To charge admission without this necessary infrastructure is asking for trouble. As anyone who lives in a tourist town can testify, visitors get dangerous when they have nothing to do. They trash the rooms, fall off balconies and call the front desk with complaints.

I can hear the communications with Mission Control now:

"I pay $20 million and the towels are thinner than a dot-com profit margin! What kind of outfit are you running here!"

"I pay $20 million and room service took three weeks getting here last time I called."

"I pay $20 million and there's no mint in my bunk! And no boat drinks! Rosaviakosmos is going to get one scathing comment card."

The Russians are asking for trouble. If you plan to send the first tourist into space and you need to send the first bus boy into space, too. I'm willing to volunteer even though it pays only minimum wage and tips. Room and board would be included and the view could be worth it.

Unfortunately, I doubt the space station is big enough for a lot of support staff. Despite stiff competition to be the first bartender in space, I suspect NASA would merely cross-train.

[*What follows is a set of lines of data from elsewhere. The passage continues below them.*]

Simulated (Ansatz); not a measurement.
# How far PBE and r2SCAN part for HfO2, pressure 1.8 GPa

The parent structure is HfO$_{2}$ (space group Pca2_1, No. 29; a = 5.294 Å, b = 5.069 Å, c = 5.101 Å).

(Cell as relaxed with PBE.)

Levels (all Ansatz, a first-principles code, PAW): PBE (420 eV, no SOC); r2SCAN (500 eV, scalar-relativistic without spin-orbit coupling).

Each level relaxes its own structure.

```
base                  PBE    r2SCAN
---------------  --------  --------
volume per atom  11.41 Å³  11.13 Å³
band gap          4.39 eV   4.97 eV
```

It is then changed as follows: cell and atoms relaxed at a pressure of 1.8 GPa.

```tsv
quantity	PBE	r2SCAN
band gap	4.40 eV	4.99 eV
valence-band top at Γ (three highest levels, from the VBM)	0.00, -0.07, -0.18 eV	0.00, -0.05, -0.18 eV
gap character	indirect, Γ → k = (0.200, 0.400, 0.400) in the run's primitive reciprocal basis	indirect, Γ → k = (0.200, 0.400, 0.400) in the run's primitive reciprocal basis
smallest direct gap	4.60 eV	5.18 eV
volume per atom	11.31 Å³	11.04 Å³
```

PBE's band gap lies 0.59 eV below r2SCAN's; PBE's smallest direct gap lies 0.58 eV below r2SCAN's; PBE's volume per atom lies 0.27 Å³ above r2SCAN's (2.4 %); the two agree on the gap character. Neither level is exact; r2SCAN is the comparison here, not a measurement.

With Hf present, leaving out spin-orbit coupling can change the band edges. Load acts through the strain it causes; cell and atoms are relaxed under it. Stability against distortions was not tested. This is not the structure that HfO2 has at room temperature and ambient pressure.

"A prizewinning astrophysicist and rocket scientist and she can make a blue martini that can boost you into geostationary orbit! That's some crew you got up here, Captain. Now put down that damn crystal-growing experiment and take a picture of me here by the air lock, willya?"

NASA may be standing firm on this one, but they should read over President Bush's new space budget. A few more years of this, and we may be shooting gazillionaires into space ourselves.

Comment on JWR contributor Mark Lane's column by clicking here.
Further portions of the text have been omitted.